Or, to put it another way: Long before the failure of the highly touted "Green Revolution" . .. long before massive oil spills, leaking vats of nuclear waste, and the pop-top beer can . . long before smog, pesticides, industrial contamination, and other pollutants began killing tens of thousands of people annually . . . Walter Prescott Webb realized that science actually creates nothing. It only accelerates the destruction of what is already there.
"Which would you rather have," Webb asked, "the earth as it was in 1500—before the Age of Science—with its natural forests, clear streams, virgin soils, and precious metals intact? Or the earth as it is now ... covered with stumps, foul streams, eroded soils, and left with a depleted store of precious metals? Technology has given us the luxuries and comforts in a riotous holiday in which we can eat and breed, but all the time it is sawing off the limb on which it complacently sits, on which civilization rests."

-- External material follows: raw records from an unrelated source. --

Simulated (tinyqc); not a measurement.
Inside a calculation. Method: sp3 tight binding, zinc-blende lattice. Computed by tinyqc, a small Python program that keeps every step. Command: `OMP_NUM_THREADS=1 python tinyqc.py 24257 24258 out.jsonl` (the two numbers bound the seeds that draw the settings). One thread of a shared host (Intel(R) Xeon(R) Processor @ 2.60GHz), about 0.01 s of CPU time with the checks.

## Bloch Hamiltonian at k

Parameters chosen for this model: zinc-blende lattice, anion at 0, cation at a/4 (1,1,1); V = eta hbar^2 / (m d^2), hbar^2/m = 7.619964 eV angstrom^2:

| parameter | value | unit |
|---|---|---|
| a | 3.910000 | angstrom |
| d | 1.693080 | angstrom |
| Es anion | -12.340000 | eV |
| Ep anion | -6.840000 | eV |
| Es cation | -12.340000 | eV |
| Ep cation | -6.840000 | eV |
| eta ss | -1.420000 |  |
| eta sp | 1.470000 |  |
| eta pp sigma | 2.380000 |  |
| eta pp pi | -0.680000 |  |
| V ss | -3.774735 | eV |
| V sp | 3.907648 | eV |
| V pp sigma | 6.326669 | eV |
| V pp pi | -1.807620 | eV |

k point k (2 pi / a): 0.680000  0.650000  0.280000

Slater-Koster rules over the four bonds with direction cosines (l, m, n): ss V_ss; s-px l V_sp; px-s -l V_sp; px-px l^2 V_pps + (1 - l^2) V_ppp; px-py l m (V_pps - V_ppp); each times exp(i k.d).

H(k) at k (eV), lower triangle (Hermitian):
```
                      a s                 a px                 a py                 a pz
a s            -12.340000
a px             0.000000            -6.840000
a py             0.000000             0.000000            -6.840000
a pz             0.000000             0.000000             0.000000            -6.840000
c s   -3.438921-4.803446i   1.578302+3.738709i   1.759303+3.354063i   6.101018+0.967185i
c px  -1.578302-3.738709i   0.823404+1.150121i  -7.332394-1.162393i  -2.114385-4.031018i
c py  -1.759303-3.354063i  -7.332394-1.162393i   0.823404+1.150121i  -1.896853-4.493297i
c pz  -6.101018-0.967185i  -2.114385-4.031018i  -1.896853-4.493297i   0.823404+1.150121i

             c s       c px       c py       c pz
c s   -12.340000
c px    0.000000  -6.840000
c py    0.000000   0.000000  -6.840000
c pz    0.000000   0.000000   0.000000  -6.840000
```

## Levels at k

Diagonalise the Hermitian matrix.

Nor was Webb misled by the "there's always more where that came from" philosophy which dominated the world's energy industries throughout the late 1940's and early 1950's. The Great Frontier pointedly quoted M. King Hubbert—then Associate Director of the Shell Oil Company—who was, by the end of the 40's, already predicting that U.S. petroleum production would peak (exactly as it did!) in the late 1960's. The book also quoted Hubbert's appeal for the stabilization of population and a switch to solar, wind, and water power. "Otherwise," said Hubbert, "we'll suffer a debacle". . . which is precisely what today's "energy crunch" now threatens to turn into.